Franchisor Stability Risks
Start HereDisclosure of Franchisor's Financial Instability
High Risk
Explanation
The franchisor’s audited financial statements reveal a significant negative net worth, with a members' deficit of over $1.45 million as of year-end 2024. While profitable, large distributions to members maintain this deficit. A state-specific addendum for Hawaii explicitly warns that because your initial investment exceeds the franchisor's equity, the franchisor may lack the financial resources to provide the support and services it promises, creating a significant risk to your investment.
Potential Mitigations
- A thorough review of the franchisor's financial statements, including all footnotes and the auditor's report, with an experienced franchise accountant is essential.
- Discuss the implications of the negative net worth and its potential impact on franchisor support with your financial advisor.
- It is advisable to ask your attorney about the protections afforded by any state-required financial assurances, like bonds or fee deferrals.
High Franchisee Turnover
High Risk
Explanation
Item 20 data reveals a pattern of high franchisee turnover. Analysis of the provided tables shows effective annual churn rates from terminations and other cessations were approximately 15.4% and 14.3% in 2022 and 2023, respectively. These figures are concerning and may indicate potential issues with franchisee profitability, satisfaction, or the viability of the business model, which could present a significant risk to your investment.
Potential Mitigations
- With your accountant, you should independently calculate the turnover rates for the past three years from the Item 20 tables.
- It is critical to contact a significant number of former franchisees listed in Exhibit K to understand why they left the system.
- A business advisor can help you assess whether the disclosed reasons for closures are indicative of systemic problems.
Rapid System Growth
Medium Risk
Explanation
The system has experienced steady growth, adding a net of two franchised outlets in 2024 and eight in 2023. While growth can be positive, it must be supported by a robust corporate infrastructure. Given the franchisor's negative net worth as disclosed in Item 21, there is a potential risk that expansion could strain its capacity to provide adequate site selection, training, and ongoing operational support to all franchisees.
Potential Mitigations
- In discussions with current franchisees, you should inquire about the quality and timeliness of the support they receive from the franchisor.
- Engage your business advisor to question the franchisor about their specific plans to scale support infrastructure to match unit growth.

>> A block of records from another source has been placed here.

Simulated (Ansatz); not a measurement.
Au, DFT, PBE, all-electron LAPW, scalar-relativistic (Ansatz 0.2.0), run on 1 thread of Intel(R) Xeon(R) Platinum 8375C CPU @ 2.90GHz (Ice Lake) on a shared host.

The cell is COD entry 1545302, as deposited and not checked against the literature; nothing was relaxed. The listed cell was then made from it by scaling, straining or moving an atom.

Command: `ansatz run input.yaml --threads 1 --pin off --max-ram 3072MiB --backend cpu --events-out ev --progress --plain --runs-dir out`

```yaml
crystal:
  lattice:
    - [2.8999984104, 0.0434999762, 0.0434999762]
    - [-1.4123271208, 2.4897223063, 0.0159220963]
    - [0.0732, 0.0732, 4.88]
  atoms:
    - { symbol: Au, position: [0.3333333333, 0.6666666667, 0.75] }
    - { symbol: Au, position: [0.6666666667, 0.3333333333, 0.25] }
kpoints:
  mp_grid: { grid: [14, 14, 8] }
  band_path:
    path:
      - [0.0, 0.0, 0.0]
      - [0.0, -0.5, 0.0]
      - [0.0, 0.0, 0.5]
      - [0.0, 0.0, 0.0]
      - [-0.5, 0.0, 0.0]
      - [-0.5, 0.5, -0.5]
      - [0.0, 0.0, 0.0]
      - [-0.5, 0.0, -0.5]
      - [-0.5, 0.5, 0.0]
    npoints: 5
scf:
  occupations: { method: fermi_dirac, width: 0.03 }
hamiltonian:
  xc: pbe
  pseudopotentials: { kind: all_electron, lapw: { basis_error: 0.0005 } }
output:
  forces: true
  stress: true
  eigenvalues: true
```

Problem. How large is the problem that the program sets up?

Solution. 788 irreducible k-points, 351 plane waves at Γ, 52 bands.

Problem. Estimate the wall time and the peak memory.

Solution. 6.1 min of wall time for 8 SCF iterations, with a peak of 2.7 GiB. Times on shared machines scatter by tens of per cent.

- Have your accountant review the franchisor's financial statements to assess if they have the cash flow and resources to support this expansion.
New/Unproven Franchise System
Low Risk
Explanation
This specific risk was not identified in the FDD Package. Dog Haus has been franchising since 2013 and has an established history. However, for any new franchise system, this risk is important because an unproven business model or limited operational history can lead to a higher chance of failure, underdeveloped support systems, and minimal brand recognition, increasing your investment risk.
Potential Mitigations
- For any new system, it is wise to have a business advisor help you conduct extensive due diligence on the founders' industry and franchising experience.
- You should speak with the earliest franchisees to gauge their experience with the system's development and the franchisor's learning curve.
- An accountant should be consulted to scrutinize the capitalization of a startup franchisor and its reliance on initial franchise fees for income.
Possible Fad Business
Low Risk
Explanation
The Dog Haus concept, centered on gourmet hot dogs, sausages, and burgers, operates in the competitive fast-casual restaurant sector. While the brand has been operating for over a decade, you should consider the long-term sustainability of this specific menu focus against shifting consumer tastes and dietary trends. A business highly dependent on a niche or trendy food category could face challenges if market preferences evolve, potentially impacting long-term viability and your investment.
Potential Mitigations
- With your business advisor, you should conduct independent market research to assess the long-term consumer demand for this type of menu.
- Evaluate the franchisor's plans for menu innovation, research and development, and brand evolution to stay relevant.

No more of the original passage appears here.